- Posted by: Joyce Watson MS
- Category: Feature
Joyce Watson, the Labour Assembly member for Mid and West Wales, is urging people to have their say on the future of Gwynedd’s libraries.
A consultation asking people for their views on how to run the county’s library services will be carried out over the next few months, between May and the end of July, Gwynedd Council has announced.
The Council claims the current service is “not sustainable,” as it looks to make savings of up to £50m over the next three years.
The AM’s intervention was prompted by Harlech residents who contacted her following media reports that the town’s library has been earmarked for closure.
In a letter to Caernarfon Councillor Ioan Thomas, who has responsibility for libraries, Mrs Watson asked him to confirm or deny the rumours.
Joyce Watson AM wrote:
“I hope you will be able to confirm to me that this is not the case. As you will know, residents in Harlech already feel that they have lost a number of important local services.”

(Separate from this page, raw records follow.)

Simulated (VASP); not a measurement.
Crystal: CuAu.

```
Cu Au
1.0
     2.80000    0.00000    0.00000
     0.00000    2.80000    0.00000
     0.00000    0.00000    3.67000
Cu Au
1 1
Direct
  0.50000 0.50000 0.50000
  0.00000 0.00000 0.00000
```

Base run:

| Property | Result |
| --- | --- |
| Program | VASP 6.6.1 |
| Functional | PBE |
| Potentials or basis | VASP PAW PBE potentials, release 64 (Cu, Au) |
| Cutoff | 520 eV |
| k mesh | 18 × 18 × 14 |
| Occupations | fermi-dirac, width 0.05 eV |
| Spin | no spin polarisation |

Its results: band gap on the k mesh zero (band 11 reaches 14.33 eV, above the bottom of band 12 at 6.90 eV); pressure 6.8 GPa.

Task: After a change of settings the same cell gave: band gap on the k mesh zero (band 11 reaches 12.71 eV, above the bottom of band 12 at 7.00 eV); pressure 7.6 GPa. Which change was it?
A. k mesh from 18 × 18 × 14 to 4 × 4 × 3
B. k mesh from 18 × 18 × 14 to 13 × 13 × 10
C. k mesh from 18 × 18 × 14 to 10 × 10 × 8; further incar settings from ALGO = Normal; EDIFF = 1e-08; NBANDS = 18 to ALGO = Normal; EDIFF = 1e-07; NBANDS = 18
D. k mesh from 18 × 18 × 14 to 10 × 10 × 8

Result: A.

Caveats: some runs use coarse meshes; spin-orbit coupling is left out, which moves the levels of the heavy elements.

Mr Thomas declined to “pre-empt the conclusion of the consultation and decision process with the public, library users and staff.” He replied:
“No decision has been taken to close Harlech library or to cease providing a library service for the community. The aim of any changes in provision would be to ensure the appropriate level of service for the community within the budget available to the service. These changes are likely to affect the standard of library services in all areas of Gwynedd – rural and urban.”
According to media reports, eight of Gwynedd’s 17 council-run libraries could be forced to shut as the council looks to balance the books. It is understood those open fewer than 20 hours a week are most at risk. These includes Bala, Bethesda, Criccieth, Deiniolen, Harlech, Llanberis, Nefyn, Penrhyndeudraeth and Penygroes.